The performance of government and government aided schools in the 2011 HSLC exams
- Hueiyen Lanpao Editorial :: July 01 2011 -
Of the total number of candidates fielded by the government schools and the government aided schools, the pass percentage was 54.20% for government schools, and 50.11% for government aided schools. The total number of candidates who sat for the exams for government schools was 7365, and for government aided schools the corresponding figure was 2187.
The pass percentage figures are depressing and shameful. If one were to interpret the facts in a different way it means that of the total of 10,052 candidates half of them or thereabouts sat for the exams knowing well they might not clear their matriculation exams.
Or yet still, without trying to be dramatic, one out of every two candidates knew that he or she might not clear the exams. Who is to be blamed for this shameful state of affairs.

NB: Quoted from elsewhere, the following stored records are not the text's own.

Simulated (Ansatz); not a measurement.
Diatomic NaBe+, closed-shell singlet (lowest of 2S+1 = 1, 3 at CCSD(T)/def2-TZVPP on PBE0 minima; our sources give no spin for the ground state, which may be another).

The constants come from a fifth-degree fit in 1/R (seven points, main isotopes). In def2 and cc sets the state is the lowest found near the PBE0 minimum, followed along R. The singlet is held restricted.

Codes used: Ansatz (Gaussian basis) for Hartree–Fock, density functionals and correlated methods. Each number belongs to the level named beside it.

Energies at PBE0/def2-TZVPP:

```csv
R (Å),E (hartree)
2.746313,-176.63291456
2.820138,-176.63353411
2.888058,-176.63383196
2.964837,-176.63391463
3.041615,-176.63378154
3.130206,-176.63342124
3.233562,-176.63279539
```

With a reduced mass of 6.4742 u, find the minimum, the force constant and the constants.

It is the derelict system which is at fault. By the system one means the administrative set up, the infrastructure and the teachers. Each component stands out as a sore thumb. For the vast majority of these involved people, their single minded purpose in life is to prevent or avoid transfers, take inexplicable leaves and to fanatically fight for higher wages.
In these endeavours they are quite willing to use their students as cannon fodder to press home their demands. And since they have no conscience there is no need to show a worried conscience over their acts.
If they had a conscience they would have felt petrified to come out in public unabashedly. The great American world heavyweight boxing champion of the yesteryears, Sugar Ray Robinson, who after being dethroned as world champion, faced a trauma so great that he started wearing a disguise which included a huge pair of dark glasses.
He returned to normalcy only after psychiatric treatment. But the people involved with the education system in Manipur are made of much sterner stuff. Their sense of responsibility and failure lies in the winds.
When we talk of the system we all understand that the teachers form the keystone. When they are recruited under norms which flout merit and capability it is almost certain we are inviting disaster.
A little digression will help further explain the point. Parents approach those in authority to help secure a government job for their daughters. This in itself is nothing unique, the practice is universal. But there is an aberration in Manipur's case.
If those in authority inquire what type of job the parents have in mind for their daughter the answer is an immediate give away.
"A small job like being a teacher would be perfect. After all frequent transfers will affect her family, and more important, she will have more time to devote to her family".
The result? The result is that if you ask a teacher, 'What kind of a tree is that?', the likeliest answer will be 'It is a wooden tree'.